Is this the future of aviation?

Is this the future of aviation?

In a little over a century powered flight has moved from the miraculous to the everyday. Now, the aviation industry is planning for the next step.

As the 21st century progresses, a new era of aviation seems to be upon us, with flights powered by solar and biofuels no longer seeming like science fiction.

Last year, Solar Impulse 2, the solar-powered aircraft, completed a record breaking non-stop flight from Nagoya in Japan to Hawaii, which lasted over 117 hours.

In May 2014 Dutch airline KLM launched a series of transatlantic flights from Amsterdam to Aruba and Bonaire. During these flights, an Airbus A330-200 was powered by a mixture of fossil fuels and sustainable biofuel.

There is still work to be done, however. According to the Air Transport Action Group (ATAG), more than three billion people took to the skies in 2013.

ATAG states that aviation is responsible for 12 percent of CO2 emissions from transport sources, compared to 74 percent from road transport.

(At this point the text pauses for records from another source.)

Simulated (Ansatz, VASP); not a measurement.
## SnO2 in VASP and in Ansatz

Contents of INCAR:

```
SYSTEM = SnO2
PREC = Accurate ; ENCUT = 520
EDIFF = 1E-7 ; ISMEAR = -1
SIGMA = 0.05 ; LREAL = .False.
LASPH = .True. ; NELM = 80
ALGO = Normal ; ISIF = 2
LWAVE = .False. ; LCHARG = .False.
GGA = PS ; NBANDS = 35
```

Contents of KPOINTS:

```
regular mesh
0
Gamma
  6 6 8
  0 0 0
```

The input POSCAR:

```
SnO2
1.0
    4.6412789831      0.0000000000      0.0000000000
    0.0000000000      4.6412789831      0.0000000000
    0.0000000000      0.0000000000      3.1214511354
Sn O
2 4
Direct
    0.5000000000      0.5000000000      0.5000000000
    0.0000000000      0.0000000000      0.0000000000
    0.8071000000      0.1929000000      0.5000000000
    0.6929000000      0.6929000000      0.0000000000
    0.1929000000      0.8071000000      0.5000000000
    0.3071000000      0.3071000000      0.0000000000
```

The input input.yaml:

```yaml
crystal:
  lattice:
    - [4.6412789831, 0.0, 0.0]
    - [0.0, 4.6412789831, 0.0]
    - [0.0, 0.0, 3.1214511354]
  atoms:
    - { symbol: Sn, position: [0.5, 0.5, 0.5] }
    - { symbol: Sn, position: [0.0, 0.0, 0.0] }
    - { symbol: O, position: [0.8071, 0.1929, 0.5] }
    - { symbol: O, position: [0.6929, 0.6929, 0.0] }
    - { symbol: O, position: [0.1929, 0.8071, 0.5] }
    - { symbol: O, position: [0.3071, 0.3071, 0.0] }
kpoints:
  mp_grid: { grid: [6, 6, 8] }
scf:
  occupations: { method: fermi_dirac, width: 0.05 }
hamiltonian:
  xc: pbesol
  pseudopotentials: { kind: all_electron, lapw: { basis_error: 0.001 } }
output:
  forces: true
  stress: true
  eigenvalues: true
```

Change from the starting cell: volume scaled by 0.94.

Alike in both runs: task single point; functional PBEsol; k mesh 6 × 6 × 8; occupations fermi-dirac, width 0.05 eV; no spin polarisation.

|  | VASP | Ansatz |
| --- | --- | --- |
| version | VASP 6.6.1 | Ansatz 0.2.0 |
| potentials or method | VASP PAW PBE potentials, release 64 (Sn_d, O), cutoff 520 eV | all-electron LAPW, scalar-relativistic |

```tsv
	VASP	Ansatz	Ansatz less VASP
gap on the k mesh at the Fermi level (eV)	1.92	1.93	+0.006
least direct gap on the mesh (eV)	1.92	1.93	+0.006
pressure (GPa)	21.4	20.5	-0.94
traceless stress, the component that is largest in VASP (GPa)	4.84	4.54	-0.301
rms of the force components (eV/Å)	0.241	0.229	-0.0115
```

Going forward, ATAG has set itself ambitious goals, and is targeting a 50 percent reduction in net aviation carbon emissions by 2050, compared to 2005 levels.

Creating planes that are both fast and environmentally friendly is a key goal for the aviation industry, and the way that planes are being designed is also changing.

"What we're moving towards now in the 21st century are more novel materials being used on wings," Mudassir Lone, from Cranfield's Center for Aeronautics, told CNBC.

The Center for Aeronautics is one of the world's biggest centers for postgraduate education and research into aerodynamics and aircraft design.

"So, consequently the wings can be made far more lightweight. At the same time the actual wing geometry is changing, because we want to minimize drag and hence improve efficiency of the aircraft," Lone added.

The use of carbon composites in aeroplanes is another innovation that could also transform flight.

"Carbon composites is one of the big developments: being able to make very efficient structures, very… lightweight, to imbed systems into the structures themselves," Iain Gray, director of aerospace at Cranfield, said.

For Pericles Pilidis, from Cranfield's Center for Propulsion, the future of aviation could be very green indeed. "Thirty, 40, 50 years from now, my hope is you will all be flying 'pollutionless' aircraft, based on hybrid fuels," he said.

And while the fuel that we put into our planes and the way that we design them is crucial to making air travel sustainable, other factors still need to be addressed.

"We need to pay more attention to airports and ground operations, which are also part of the environmental footprint of aviation," Arpad Horvath, a professor at the department of civil and environmental engineering at the University of California, Berkeley, said.